In conclusion, we successfully fabricated 3D hierarchically porous Au nanostructures consisting of interconnected macroporous channels and nanopores. This 3D Au nanostructure can be easily modified and scaled up to wafer size due to the simple fabrication process using PnP and electroplating techniques. Numerous nanopores in the hierarchical nanostructures provide a 66.1× larger active electrochemical surface area than that of an electroplated Au film and a maximum of 3.96× times higher j_CO per mass than that of a nanoporous Au film. The interconnected macroporous network produces efficient mass transport even in the robust electrolysis, resulting in high mass activity compared to previously reported nanostructured electrodes (SI Appendix, Table S3). Thus, we have suggested an efficient structural design for 3D hierarchical nanostructures having both high specific j_CO and j_CO relative to the mass of Au. The study of the mass transport effect within 3D nanostructures has important value as the systematic model study. Furthermore, the hierarchically porous nanostructures with simulated optimal pore size and distribution can be efficiently used in next gas-phase CO₂ reduction or other electrochemical systems that need mass production.

Materials and Methods

Fabrication of a 3D Epoxy Template on a Conductive Substrate.

A metal conductive layer consisting of Cr (5 nm) and Au (200 nm) was deposited on the SiO₂/Si wafer (TASCO) at a deposition rate of 0.5–0.7 Å s⁻¹ using an e-beam evaporator (SNTEK). The flat-Au and N-Au do not need to form epoxy-based nanostructured templates on the substrate, and gold and gold–silver alloy were directly electroplated on the oxygen-plasma (45 sccm, 40 mTorr, 60 W, CUTEMP, Femtoscience) pretreated substrate. To fabricate 3D epoxy templates, a photoresist of SU-8 (Microchem) with a thickness of 17 µm was spin-coated on the substrate at 4,000 rpm for 40 s. The photoresist-coated substrate was soft-baked at 95 °C for 1 h. Then, a conformal phase mask containing square arrays with a cylindrical surface grating was placed on the photoresist-coated substrate, and a collimated laser (Nd:YAG [neodymium-doped yttrium aluminum garnet] laser 355 nm, 300 mW, Advanced Optowave) was irradiated passing through the phase mask with an exposure dose of ∼16.0 mJ cm⁻². After exposure, the resist-coated substrate was heated at 65 °C for 6 min on a hotplate and developed in the SU-8 developer (Microchem).

Fabrication of Various Gold-Nanostructured Electrodes.
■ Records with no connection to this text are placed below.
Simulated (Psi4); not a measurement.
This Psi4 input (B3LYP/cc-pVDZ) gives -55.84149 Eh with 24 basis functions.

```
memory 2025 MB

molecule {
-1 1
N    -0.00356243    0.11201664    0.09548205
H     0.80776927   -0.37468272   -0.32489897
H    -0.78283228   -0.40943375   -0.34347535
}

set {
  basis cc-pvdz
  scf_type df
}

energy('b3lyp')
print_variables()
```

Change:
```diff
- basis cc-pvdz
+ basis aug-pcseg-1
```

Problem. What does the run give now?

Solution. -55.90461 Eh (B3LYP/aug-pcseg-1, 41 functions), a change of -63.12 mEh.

The electrolyte for gold consisted of 0.02 M KAu(CN)₂, and 0.25 M Na₂CO₃, and 0.03 M KAg(CN)₂ was additionally added into the electrolyte for the gold–silver (AuAg) alloy. All of the fabricated substrates were treated by oxygen-plasma before electroplating. The fabricated substrate, a platinum wire, and KCl-saturated Ag/AgCl (AT FRONTIER) were used as the working electrode, counterelectrode, and reference electrode, respectively. Gold and a gold–silver (AuAg) alloy were electroplated at an applied potential of −0.95 and −1.1 V, respectively, with pulses (5 s on and 5 s off) using a potentiostat system (VersaSTAT, Princeton Applied Research). The final thickness of the electroplated metals was controlled by the different number of pulsed cycles. To remove silver from the alloy, the electroplated metals were soaked in nitric acid (Sigma-Aldrich) for 12 h. Then, the removal of the template and plasma treatment was conducted by a remote plasma etcher (STP compact, Muegge) for all electrodes.

Characterization.

The structural details of various gold nanostructures were observed using a field-emission SEM (S4800, Hitachi) with an accelerating voltage of 10 kV. The composition distributions of gold and the remaining silver were investigated after the fabrication procedures using X-ray photoelectron spectroscopy (K-alpha, Thermo VG scientific). All of the graphs were calibrated to the peak corresponding to C–C bonding at 284.8 eV. The crystal phases of the fabricated electrodes were examined by an X-ray diffractometer (Ultra IV, RIGAKU) from 20° to 60° with a scanning speed of 4° min⁻¹.

Electrochemical Measurements.

All nanostructured Au electrodes were reduced at an applied potential of −0.574 V_RHE for 30–60 s. CV was conducted in 0.05 M H₂SO₄ (Sigma-Aldrich) from 0.45 to 1.95 V (vs. Ag/AgCl) at a scan rate of 25 mV s⁻¹. The different gold nanostructures and platinum wires were used as the working electrodes and counterelectrodes, respectively. Electrochemical CO₂ reduction was conducted in CO₂-saturated 0.2 M KHCO₃ (pH 6.8) with a single-compartment cell. The working electrode was fabricated gold nanostructures. Graphite and Ag/AgCl (in 3 M NaCl) were used as the counterelectrode and the reference electrode, respectively. All measurements were performed with stirring at 400 rpm. LSV was carried out at a scan rate of 50 mV s⁻¹. Chronoamperometry was conducted at different applied potentials for 15–70 min to analyze the CO selectivity during the CO₂ reduction reaction under gas-tight conditions. After electrolysis, the composition of the gas products was assessed by gas chromatography (Micro GC 3000, Inficon).

Data Availability.

All data needed to evaluate the conclusions in the paper are present in the paper and/or SI Appendix.